Bengaluru boasts of the first Indian woman co-founder and CEO of a unicorn (privately held startup company valued at over $1 billion). 27-year-old Ankiti Bose started her fashion company Zilingo, when she was just 23. Her company is now valued at a whopping 1 billion US dollars in just four years.

Ankiti Bose and Dhruv Kapoor began this venture together. While Bose heads the fashion aspect, Kapoor heads the company's 100-person tech team. The duo has made Zilingo what it is today after the company roped in 226 million USD from Sequoia Capital, Singapore's sovereign wealth fund Temasek and Germany's Burda Principal Investments. The start-up has received 306 million USD in funding.

In an interview, Ankiti said she drew inspiration from the experiences that life threw at her. With her father's job at a state-owned oil company taking their family from one city to another, Bose was exposed to different cultures right from her childhood. Her mother had given up her career as a university professor to devote time for her only child. Ankiti stated that being empathetic and sensitive when dealing with people has helped her in a huge way. "Whether it is techies in Bengaluru or the fashion gurus of Singapore or merchants, being empathetic is essential," Bose said.
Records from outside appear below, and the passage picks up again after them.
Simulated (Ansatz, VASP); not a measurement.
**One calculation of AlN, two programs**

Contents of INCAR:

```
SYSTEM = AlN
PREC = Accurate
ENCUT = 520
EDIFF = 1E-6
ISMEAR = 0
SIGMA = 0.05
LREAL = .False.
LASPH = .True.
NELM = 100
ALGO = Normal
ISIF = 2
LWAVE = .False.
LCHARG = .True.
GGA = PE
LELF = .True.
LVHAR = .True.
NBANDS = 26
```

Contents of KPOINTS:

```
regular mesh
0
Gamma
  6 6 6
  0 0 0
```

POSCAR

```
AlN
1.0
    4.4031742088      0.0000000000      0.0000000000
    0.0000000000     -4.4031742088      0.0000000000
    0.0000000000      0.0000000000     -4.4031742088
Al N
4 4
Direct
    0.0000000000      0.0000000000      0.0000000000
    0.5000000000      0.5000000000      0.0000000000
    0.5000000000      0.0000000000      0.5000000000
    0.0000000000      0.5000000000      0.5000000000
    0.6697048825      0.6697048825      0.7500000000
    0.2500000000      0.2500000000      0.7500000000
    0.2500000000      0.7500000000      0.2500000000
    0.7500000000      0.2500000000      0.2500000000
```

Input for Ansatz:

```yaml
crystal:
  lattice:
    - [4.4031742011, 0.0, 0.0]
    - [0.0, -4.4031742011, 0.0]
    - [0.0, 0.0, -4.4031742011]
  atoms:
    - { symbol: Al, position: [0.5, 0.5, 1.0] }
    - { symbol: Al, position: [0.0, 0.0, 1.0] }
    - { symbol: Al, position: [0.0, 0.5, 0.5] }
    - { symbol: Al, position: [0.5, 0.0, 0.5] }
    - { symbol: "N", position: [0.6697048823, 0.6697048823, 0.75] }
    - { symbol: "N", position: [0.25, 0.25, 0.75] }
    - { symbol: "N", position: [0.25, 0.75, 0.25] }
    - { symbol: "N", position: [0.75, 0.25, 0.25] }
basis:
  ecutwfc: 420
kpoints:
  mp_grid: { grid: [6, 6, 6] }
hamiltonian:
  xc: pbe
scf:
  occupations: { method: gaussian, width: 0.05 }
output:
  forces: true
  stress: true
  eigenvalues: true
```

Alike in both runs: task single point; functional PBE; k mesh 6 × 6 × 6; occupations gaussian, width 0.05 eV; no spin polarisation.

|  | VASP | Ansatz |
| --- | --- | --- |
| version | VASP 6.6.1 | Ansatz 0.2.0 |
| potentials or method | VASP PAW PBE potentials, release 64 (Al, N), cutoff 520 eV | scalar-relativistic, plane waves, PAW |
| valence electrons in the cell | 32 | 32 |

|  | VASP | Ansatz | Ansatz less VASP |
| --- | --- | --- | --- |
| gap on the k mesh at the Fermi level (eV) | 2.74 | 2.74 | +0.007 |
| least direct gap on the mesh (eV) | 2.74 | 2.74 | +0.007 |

Ankiti recalls being enthusiastic to learn new things, "I would raise my hand and say, 'Teach me everything'," she said in an interview. Even as a child, Ankiti Bose excelled at everything she ventured in. She graduated from St. Xavier's College in Mumbai with an economics and mathematics degree, before taking up a job with a consultancy McKinsey & Co in India. She covered India's growing technology, media and telecom sector. After gaining experience after evaluating major startups in Southeast Asia, Ankiti Bose took the entrepreneurial plunge and started

Bose knew that there was a business opportunity for small merchants when she observed Bangkok's Chatuchak Market, wherein about 15,000 shops selling goods from across Thailand had no sufficient opportunity to expand. Zilingo started by helping such small merchants sell to consumers directly. Both, Ankiti and Dhruv dealt with thousands of sellers on a daily basis and realised that these sellers lacked access to technology, capital and economies. They then decided to expand to include developing software and other tools which would allow vendors to access factories from Bangladesh to Vietnam. The company also helped in cross border shipping and inventory management. The involvement doesn't stop there, the company even worked with financial technology to provide working capital to small sellers so as to help them buy raw materials.

Zilingo has now grown to have offices in eight countries with over 400 employees. It operates fashion e-commerce sites in Indonesia, Thailand and the Philippines while also preparing to launch in Australia.

The number of women entrepreneurs are still far less in the start-up world making Ankiti’s efforts in achieving this difficult feat highly commendable. According to sources, as of May 2018 in about 239 venture capital-backed start-ups around the world, estimated at, at least $1 billion USD, there were only 23 female founders.